Notes on Setting
Setting refers to the natural and manufactured scenery or environment in a story. Setting can also refer to the objects the characters use, their clothing, locale, or time period including historical events.
Uses of setting:
- To lend realism (verisimilitude)
- To reveal theme
- As symbol of statement
- To organize work (time, space, structure)
- To create mood or expectations for reader
- To emphasize irony
- To infer cultural expectations or limitations for characters
When writing about setting, don’t merely build a catalogue. Use critical thinking to reflect on how the setting impacts the plot, the characters or the theme of the work. Consider what information beyond the text of the work could be needed to understand the work more fully.
Sample Thesis Statements for writing about Setting:
The symbolic use of colors, numbers and décor in “The Masque of the Red Death” infer that regardless of prosperity, prestige, or even precautions taken, death is still inevitable for all people.
Gloomy atmosphere, a frighteningly personified house, and the entombment of the Ushers in “The Fall of the House of User” reveal the universal truth that only complete annihilation is an appropriate response to an evil as great as incest.
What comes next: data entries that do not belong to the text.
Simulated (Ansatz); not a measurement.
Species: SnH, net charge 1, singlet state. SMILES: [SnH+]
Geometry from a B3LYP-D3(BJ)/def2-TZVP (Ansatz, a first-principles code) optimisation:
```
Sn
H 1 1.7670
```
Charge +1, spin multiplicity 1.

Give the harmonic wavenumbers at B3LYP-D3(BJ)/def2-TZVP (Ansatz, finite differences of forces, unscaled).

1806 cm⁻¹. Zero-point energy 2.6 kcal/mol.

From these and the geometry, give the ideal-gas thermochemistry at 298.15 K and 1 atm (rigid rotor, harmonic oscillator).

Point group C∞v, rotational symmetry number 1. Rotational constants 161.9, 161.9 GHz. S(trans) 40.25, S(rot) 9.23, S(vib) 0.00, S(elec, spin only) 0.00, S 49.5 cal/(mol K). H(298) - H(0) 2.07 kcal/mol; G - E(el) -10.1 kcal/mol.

Public demand, Media profit, and Governmental complicity all work to create, then inevitably destroy a National Hero in “The Greatest Man in the World.”
Shirley Jackson’s symbolic use of the old Vermont manor, the cottage, and the garden reveal that personal despair and turmoil result from a longing for personal freedom in the face of social oppression. –“Flower Garden”
The old manor, the quaint cottage and the beautiful garden in “Flower Garden” are used to symbolically depict life, growth, and freedom vs. repression.